In Melbourne, the number of auctions taking place throughout the metro has been increasing, especially since the federal and state governments introduced new initiatives to spur housing market activity.
First homebuyers can now access deep stamp duty discounts and can better save for home loans, downsizers have more incentive to sell large homes and foreign investors face penalties for leaving properties vacant.
Auctions are popular in this state, with various suburbs recording very high clearance rates. However, participating in an auction isn’t as simple as showing up and bidding. Each state has its own auction rules, and knowing about them can save you a lot of time and hassle.
Here, we share some pre-auction execution tips you need to know before buying a property at auction in Victoria. Remember: you don’t need to be at the mercy of the real estate agent or the process. With the right tools, you can celebrate a successful auction outcome:
1. Always do your research
Study up online, visit auctions and talk to real estate agents. Keep an eye on weekly auction results and gauge the market. Go to open houses. This ensures that you have a good idea of what you’re getting and what conditions are in place for the auctions of certain properties.
2. Know the rules
The regulations that govern the auction process in Victoria are listed in the Schedules to the Sale of Land (Public Auctions) Regulations 2014. Coming into an auction aware of how you should act during the event itself will go a long way to helping you secure the right property at the right price.
3. Request a price guide
Properties for auction must be advertised with a price guide. In this state, auctioneers who skip this step could be fined. Having a price guide gives buyers a good idea of how values in the area are going, and keeps you from overbidding unnecessarily.

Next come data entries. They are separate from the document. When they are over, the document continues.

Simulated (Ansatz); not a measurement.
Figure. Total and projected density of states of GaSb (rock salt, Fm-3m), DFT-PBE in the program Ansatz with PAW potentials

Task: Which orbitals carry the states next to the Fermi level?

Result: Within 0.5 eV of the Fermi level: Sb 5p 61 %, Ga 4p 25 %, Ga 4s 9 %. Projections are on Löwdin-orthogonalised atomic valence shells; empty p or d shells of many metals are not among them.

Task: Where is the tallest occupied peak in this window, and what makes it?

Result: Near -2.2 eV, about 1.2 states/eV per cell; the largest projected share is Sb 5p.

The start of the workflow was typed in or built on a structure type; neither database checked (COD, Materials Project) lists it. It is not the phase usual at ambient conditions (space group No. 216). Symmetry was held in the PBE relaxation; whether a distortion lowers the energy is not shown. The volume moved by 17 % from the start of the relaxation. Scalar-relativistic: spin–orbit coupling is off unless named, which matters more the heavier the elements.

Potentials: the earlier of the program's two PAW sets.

4. Note: Pre-registration is unnecessary
Interested buyers don’t have to register beforehand to bid on a property. This gives you the upper hand if you see a home for sale by auction and you don’t want to show your cards to the vendor.
5. Know how the game works
There are no limits on bidding – even for vendors. This gives you room to play a little looser on your bidding strategy, although it can also work against you in that a competitor’s ability to bid more times could cause you to lose out. Furthermore, there are no restrictions on how many vendor bids can be placed, so you could be out of luck if you hoped to get the property below reserve price.
6. Consider making a pre-auction offer
If you really want to limit your competition before an auction, check if the vendor is open to pre-auction offers from buyers. To do so, you offer a signed contract and proceed to negotiate as in a private sale transaction. If your offer is accepted less than three business days before the auction date, however, you waive your right to a cooling-off period, meaning you can not change your mind.
It’s important to keep in mind as well that it’s all about what you will be getting at the end of the day – so pay attention to the condition of the home and the contract you’ll be signing, because there’ll be no going back.